And here’s the bitter irony: the same CanLit world that never tires of congratulating itself for diversity, equity, and inclusion has proven remarkably incapable of confronting antisemitism in its own ranks. The contortions to excuse or minimize it are painfully familiar: “It’s not about Jews, it’s about Israel.” “It’s not antisemitism, it’s solidarity.” And yet the target is always suspiciously the Jewish institution, the Jewish donor, the Jewish cultural legacy. For a scene obsessed with moral purity, it’s revealing which prejudices they’re willing to accommodate.
Even setting aside the politics, the Giller debacle is emblematic of why CanLit is collapsing under the weight of its own pretensions. The establishment likes to present itself as the beating heart of Canadian culture, but in truth it functions as a cloistered salon, rewarding a narrow band of ideologically approved, stylistically bleak, and commercially irrelevant work. The books that win, and more importantly, the books that get shortlisted, are too often the kind of novels that ordinary readers feel they should read but never actually do. Dense, joyless, and navel-gazing prose. The audience for this material is not the Canadian public; it’s the Canadian literary elite, a network of academics, grant committees, and cultural bureaucrats who write for and award each other.
This is why the “Giller Effect”, the bump in sales winners used to enjoy, has been diminishing. You can’t generate public enthusiasm for books that seem designed to repel the public. If CanLit were a private hobby for a few hundred insiders, there would be nothing wrong with that. But the Giller, like much of our literary scene, is subsidized by corporate sponsorships, taxpayer grants, and public arts funding. It claims to be a national cultural institution. And that means it should answer to the public, not just to the tastes and politics of the CanLit set.
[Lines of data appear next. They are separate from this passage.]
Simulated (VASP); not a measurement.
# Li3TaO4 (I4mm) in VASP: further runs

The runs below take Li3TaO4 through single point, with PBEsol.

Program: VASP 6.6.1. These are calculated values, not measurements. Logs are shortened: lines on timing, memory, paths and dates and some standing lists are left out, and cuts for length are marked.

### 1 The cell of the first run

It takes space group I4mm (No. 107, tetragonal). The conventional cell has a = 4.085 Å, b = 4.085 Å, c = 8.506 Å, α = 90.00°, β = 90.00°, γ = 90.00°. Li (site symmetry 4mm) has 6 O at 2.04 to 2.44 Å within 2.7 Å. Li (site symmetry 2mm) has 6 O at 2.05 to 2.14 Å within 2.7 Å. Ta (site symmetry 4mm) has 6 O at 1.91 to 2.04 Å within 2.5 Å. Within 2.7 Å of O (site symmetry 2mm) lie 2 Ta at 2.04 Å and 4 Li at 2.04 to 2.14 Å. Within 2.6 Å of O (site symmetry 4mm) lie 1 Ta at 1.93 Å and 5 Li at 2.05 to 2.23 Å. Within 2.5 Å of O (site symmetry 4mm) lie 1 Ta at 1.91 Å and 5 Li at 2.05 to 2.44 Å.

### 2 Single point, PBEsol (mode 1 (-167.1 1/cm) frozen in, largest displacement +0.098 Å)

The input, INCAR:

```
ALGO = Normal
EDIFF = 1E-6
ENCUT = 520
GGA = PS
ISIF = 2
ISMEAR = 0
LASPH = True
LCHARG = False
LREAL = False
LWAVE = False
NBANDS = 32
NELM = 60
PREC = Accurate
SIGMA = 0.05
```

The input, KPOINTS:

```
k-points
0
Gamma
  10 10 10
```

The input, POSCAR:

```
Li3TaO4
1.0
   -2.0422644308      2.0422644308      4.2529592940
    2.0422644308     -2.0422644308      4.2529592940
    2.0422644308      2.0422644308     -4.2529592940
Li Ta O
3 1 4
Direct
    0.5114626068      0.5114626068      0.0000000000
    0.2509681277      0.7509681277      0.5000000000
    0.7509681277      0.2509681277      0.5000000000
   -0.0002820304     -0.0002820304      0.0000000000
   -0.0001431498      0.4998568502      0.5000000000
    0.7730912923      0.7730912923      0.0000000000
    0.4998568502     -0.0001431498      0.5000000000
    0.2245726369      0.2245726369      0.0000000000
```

The protests themselves also revealed the deep hypocrisy of the CanLit crowd. Many of the same people who rail against corporate sponsorships are entirely dependent on them. Remove the Scotiabank money and the Giller collapses. Remove the bank and telecom sponsorships from literary festivals and they shrink to a shadow of themselves. Remove the government arts grants, and most Canadian publishers fold tomorrow. Yet instead of confronting this reality honestly, and asking why our literature can’t sustain itself through readers alone, the establishment prefers to stage moral theatre about the “right kind” of money.
And if we’re talking about money, let’s be brutally honest: the Giller Prize has been more successful at securing corporate funds than at producing books Canadians actually want to buy. The disconnect between CanLit and the market is staggering. In the United States and Britain, literary prizes can still catapult a novel into the bestseller list and into mainstream conversation. In Canada, too many prize-winning books sink back into obscurity after their brief moment of gala applause. The cultural gatekeepers then sniff that this is the fault of Canadians for “not supporting their own,” as though it were the public’s job to subsidize a self-satisfied elite.
The truth is simpler: regular Canadians don’t read CanLit because it doesn’t speak to them. It speaks to the internal concerns of the literary class, their politics, their moral preoccupations, their endless recycling of the same narrow set of themes. The scene rewards stylistic conformity and ideological orthodoxy. Step outside that lane, and you’ll be frozen out of the prize lists, the review pages, and the speaking invitations. This is why, for decades, Canadian readers have turned instead to American, British, and increasingly international voices, writers who aim to tell a compelling story, not just to impress a jury.
The Giller could have been different. It could have embraced literary excellence in a way that included popular appeal. It could have celebrated a broad vision of Canadian writing, one that welcomed thrillers, science fiction, historical epics, and humour alongside the standard literary fare. Instead, it became another instrument for the insular tastes of the cultural establishment. And when the political storm came, that establishment proved itself incapable of defending either the prize’s founder or the idea that literature should rise above factional politics.
Where does this leave Canadian literature? Adrift, increasingly irrelevant, and vulnerable. The Giller’s partial concession, stripping Scotiabank’s name from the prize while keeping the money, satisfies no one. The activists still see it as tainted. The bank sees diminished brand value. The literary insiders continue to posture while relying on the very structures they denounce. And the public? They have tuned out.
If CanLit wants to survive as something more than a subsidized hobby for a narrow class, it needs to get serious about earning its audience. That means publishing and promoting books people actually want to read. It means defending universal values, including a zero-tolerance stance on antisemitism. It means breaking the suffocating grip of the cultural gatekeepers and allowing Canadian literature to be as diverse in genre and style as Canadians are in their tastes.
Until that happens, celebration of Canadian storytelling will be reduced to a stage for performative outrage, elite self-congratulation, and books destined for remainder bins. And CanLit will continue its slow, self-inflicted drift into irrelevance, applauding itself all the way down.